4.2 The value-added approach

Given the scale of this project, and the limited information concerning the impact of OS on its customers, a high-level value-added approach has been used to estimate the economic contribution of OS. In each sector, value-added is equal to the value of output produced less the value of goods bought in to produce that output. For the economy as a whole, GVA is the main component of GDP at market prices (consumer taxes being the other).

The methodology is based on the assumption that OS contributes to the economy in seven different ways (as outlined in the table below). Where possible, a monetary estimate of the economic importance of OS activities has been provided under each of these headings. However, the qualitative conclusions about the dependence of particular parts of the economy on OS, and the social value of OS, are probably of more importance.

Table 4.1: OS's contributions to the Great Britain economy and OXERA's measures of each

Economic contribution

Description

Measure

Direct tangible benefit

OS's own value-added derived from its range of products and services

The direct tangible benefit of OS and the indirect tangible benefit of OS to its suppliers are measured together as the total turnover of OS (the value of sales) plus the parliamentary grant¹

Indirect tangible benefit to OS suppliers

OS's purchases of raw materials and capital goods

Indirect tangible benefit to customers

OS products and services are inputs in the production of other goods and services

The value-added of each market segment is taken from the national accounts. Then, using information about the sector obtained from OS and interviewees, an assessment is made of the dependence of each

Indirect tangible benefit to distributors

Distributors' margin on OS products and services

The margin which distributors receive over the wholesale price

Indirect tangible benefit to System Suppliers

OS products and services enable software suppliers to develop compatible products sold to final customers

Included in the estimate of the OS-related value-added of the computer-related activities market segment

Indirect tangible benefit to competitors

OS data is widely used by competitors to produce their own products and services

Not quantified

Intangible benefits

OS provides social and environmental benefits to the economy-not all of which are reflected in the value of direct sales

Not quantified

Note 1
Using the definition of the Office of National Statistics (ONS), the value-added of OS is equal to profit, plus staff costs, plus net taxes and subsidies.
The value of OS to its suppliers can be measured as the amount it paid to them (i.e. OS's procurement costs).
The direct value-added of OS and the value provided by OS to its suppliers is therefore equal to profit, plus staff costs, plus the parliamentary grant and procurement costs.
Profit plus costs are equal to turnover, giving the final measure of turnover plus parliamentary grant.

The base year for the analysis is 1996; this is the most recent year for which ONS data on value-added by sector is available. More recent information on the direct value of OS and on its contribution to distributors and System Suppliers is available, and has been taken into account in our calculations and projections. However, as much of the core financial information is commercially confidential, the breakdown of information is not always provided in this public report.

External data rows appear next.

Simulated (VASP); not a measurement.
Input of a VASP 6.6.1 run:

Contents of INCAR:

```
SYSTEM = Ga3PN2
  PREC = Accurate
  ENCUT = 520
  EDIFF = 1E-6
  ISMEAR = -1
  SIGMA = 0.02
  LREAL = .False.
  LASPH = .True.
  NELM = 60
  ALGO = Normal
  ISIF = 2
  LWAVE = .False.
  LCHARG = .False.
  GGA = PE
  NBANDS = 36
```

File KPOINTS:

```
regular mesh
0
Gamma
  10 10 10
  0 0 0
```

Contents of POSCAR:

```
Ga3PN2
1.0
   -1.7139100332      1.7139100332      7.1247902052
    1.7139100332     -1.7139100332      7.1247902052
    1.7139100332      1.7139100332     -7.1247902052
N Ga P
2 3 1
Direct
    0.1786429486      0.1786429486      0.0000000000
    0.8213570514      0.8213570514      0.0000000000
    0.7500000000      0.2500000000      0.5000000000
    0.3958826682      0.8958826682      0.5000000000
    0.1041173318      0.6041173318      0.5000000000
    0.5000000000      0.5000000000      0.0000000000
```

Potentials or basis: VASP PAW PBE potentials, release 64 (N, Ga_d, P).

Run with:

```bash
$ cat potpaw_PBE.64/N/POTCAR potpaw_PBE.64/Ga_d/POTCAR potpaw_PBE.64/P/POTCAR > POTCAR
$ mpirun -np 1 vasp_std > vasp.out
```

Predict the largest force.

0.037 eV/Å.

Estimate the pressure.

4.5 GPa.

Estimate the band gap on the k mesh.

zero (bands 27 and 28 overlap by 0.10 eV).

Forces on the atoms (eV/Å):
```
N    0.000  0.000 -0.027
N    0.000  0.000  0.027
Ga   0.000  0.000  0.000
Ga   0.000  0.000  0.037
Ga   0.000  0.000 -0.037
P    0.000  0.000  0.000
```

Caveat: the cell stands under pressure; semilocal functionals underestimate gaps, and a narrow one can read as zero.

Given our preferred approach to estimating the economic value of OS (based on WTP), this value-added estimate is an indirect, and certainly theoretically inferior, measure. However, it is consistent with both the basic national accounts data and OXERA's own interviews. It is therefore the best available measure, although, as emphasised above, it should be considered alongside the qualitative analysis of the economic role of OS in the economy.

4.3 Assessing the benefits of OS to other industries and services

The products and services provided by OS, not least of which is raw geographic data, are inputs into the production processes of a wide range of other goods and services in the Great Britain economy. All information, including GI, is a primary factor of production, alongside labour and capital. Given the right skills and computing facilities, information can be converted to knowledge, which is the basis of human capital.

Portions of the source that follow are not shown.